Then there is the key point that jail costs time which is proportional to the individual fined rather than the victim. In a proportional payment system there would be an even larger perverse incentive to get hit by moneyed people if the fine was in anyway punitive.

"But it costs society to incarcerate and is a net negative from the point after the accident on", Yes but we decided that prisoners shouldn't incur debt for being imprisoned for some very good reasons.

What of the victims? What benefits the victims more than giving them money after the fact is reducing the risk of it happening in the first place. A payment system has either a more harsh proportional punishment than the current system to decrease this happening further, or reckless driving will increase because it is more tenable for the drivers (or people are irrational when assessing jail time and money as punishment and the deterrent affect is not proportional).

So my main point is while I agree that it may be utilitarian to lower the cost to society after the fact there can be even more utility to play the ultimatum game before the event.


Yes, I can understand it while at the same time not agreeing with it.

It seems to me that one of the biggest questions on this issue that Americans need to face is: are you punishing or are you rehabilitating? I don't pretend to have a universally applicable and useful answer to that question, but societies should at least be very clear about which option is being chosen and what the consequences of that choice are.


Plenty of people want criminals to suffer. Eg, from earlier in this thread:

> In cases where the victim never gets to move on with his or her life how much should we work towards making sure the victimizer can?

Ie, “the perpetrator should suffer at least as much as the victim”. I’m sympathetic to the argument that this is medieval and not aligned with humanist ethics. But plenty of people, at least in the US obviously think this way.

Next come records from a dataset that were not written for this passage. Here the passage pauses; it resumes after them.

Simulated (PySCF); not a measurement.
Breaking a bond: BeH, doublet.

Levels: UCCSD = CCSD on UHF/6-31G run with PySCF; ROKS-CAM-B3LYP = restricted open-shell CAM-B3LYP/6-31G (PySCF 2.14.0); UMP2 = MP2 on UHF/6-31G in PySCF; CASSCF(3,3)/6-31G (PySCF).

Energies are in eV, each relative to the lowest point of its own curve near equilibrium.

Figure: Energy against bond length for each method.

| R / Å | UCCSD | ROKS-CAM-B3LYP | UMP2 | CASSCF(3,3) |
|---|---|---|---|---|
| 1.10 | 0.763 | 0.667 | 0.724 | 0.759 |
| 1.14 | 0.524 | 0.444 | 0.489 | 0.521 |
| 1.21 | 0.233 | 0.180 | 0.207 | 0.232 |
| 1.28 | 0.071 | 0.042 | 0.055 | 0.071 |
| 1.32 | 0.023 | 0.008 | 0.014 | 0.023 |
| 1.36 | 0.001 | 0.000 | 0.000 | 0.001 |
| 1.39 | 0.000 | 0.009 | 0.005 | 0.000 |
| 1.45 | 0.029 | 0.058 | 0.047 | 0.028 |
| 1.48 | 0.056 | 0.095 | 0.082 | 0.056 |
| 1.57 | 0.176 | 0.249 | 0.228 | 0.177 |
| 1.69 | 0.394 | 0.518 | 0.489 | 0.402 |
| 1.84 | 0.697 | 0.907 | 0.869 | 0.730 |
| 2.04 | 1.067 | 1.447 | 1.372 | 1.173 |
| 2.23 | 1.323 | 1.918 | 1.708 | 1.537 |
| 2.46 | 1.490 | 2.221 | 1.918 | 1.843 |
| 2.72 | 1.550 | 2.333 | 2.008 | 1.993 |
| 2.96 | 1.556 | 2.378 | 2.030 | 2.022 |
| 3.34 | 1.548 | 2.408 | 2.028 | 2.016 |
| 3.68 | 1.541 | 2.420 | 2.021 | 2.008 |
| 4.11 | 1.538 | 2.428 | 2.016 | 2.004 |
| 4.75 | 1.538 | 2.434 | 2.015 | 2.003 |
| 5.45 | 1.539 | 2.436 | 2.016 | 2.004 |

Punishing crime has a disproportionate negative consequence on those who have already been traumatised by the circumstances of their lives.

Assuming this is actually true, it would be so only because we disproportionately let rich people off with a slap on the wrist, not because poor people commit more crimes. (rich and poor being imperfect proxies for whose lives suck more or less)

Plenty of people are just selfish and don't care that other people got hurt, like the Theranos debacle. That hurt many people and was perpetrated by very privileged individuals, not poor schmucks whose lives sucked from the get go.


Sure, there are certainly people who hold that justice can only be achieved if the perpetrator pays in pain, with any discouraging effects being incidental.

On the other hand, there are also plenty of people who want to reduce the amount of crime that happens, and then they are more concerned with if the justice system actually achieves this goal. Pain based justice plainly doesn't.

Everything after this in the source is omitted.